Karl Lagerfeld

PARIS, March 8, 2009
By Tim Blanks
The ever-onward Karl Lagerfeld is not inclined to the backward glance. So in a season when everyone else is doing their version of the 1980's, a decade he helped define, it made perfect sense that he was focused on the 2080's—or, OK, at least the future. The metal-machine music of Metronomy introduced a collection whose thrust was technology and architecture. The models wore fur helmets with inset iPods (cushioning against the crash?), and Lagerfeld referred to the built-out shoulder that defined the silhouette as "the bridge."

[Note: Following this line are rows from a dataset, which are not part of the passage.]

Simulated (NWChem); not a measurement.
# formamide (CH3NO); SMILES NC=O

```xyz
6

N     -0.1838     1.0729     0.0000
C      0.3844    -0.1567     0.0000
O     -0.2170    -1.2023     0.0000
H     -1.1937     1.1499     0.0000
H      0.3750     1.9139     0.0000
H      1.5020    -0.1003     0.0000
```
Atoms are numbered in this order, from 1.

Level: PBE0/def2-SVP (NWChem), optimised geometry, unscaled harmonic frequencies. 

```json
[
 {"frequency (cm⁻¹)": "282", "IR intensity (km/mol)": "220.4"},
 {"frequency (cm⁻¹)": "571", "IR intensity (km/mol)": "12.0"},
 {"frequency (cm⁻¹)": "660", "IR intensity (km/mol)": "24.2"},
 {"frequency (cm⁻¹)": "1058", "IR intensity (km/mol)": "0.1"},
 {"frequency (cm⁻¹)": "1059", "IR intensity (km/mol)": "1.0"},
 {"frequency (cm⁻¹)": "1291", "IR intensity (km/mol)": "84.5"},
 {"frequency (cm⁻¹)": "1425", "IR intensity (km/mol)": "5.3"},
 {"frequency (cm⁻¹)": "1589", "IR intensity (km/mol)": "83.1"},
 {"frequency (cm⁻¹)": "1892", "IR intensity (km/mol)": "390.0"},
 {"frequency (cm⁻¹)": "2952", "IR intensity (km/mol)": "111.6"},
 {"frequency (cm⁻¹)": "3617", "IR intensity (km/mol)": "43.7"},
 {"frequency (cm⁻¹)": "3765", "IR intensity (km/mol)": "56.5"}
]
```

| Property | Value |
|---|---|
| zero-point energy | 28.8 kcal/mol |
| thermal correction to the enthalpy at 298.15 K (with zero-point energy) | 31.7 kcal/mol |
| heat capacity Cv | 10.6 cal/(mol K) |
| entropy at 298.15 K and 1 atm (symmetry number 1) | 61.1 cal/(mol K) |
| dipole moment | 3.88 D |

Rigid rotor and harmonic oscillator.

As ever, this signature line was defined by a handful of branded elements: a leanness accentuated by the skinniest pants in Paris; a masculine, even military, hardness; a hint of the Vienna Secession in draped, black-velvet-banded eveningwear. This time, however, those "bridge" shoulders added a warrior-woman edge. And the long, languid line that formerly characterized the Lagerfeld label was replaced by a more structured look in short-sleeved jackets and skirts in silvered tweeds and mélange fabrics. But even Karl couldn't completely avoid an echo of everyone else's eighties. A square-shouldered, severely tailored black suit was right out of the closet of Rachael the Replicant from Blade Runner, 1982's definitive style guide. Interestingly, it was one of the show's more persuasive looks.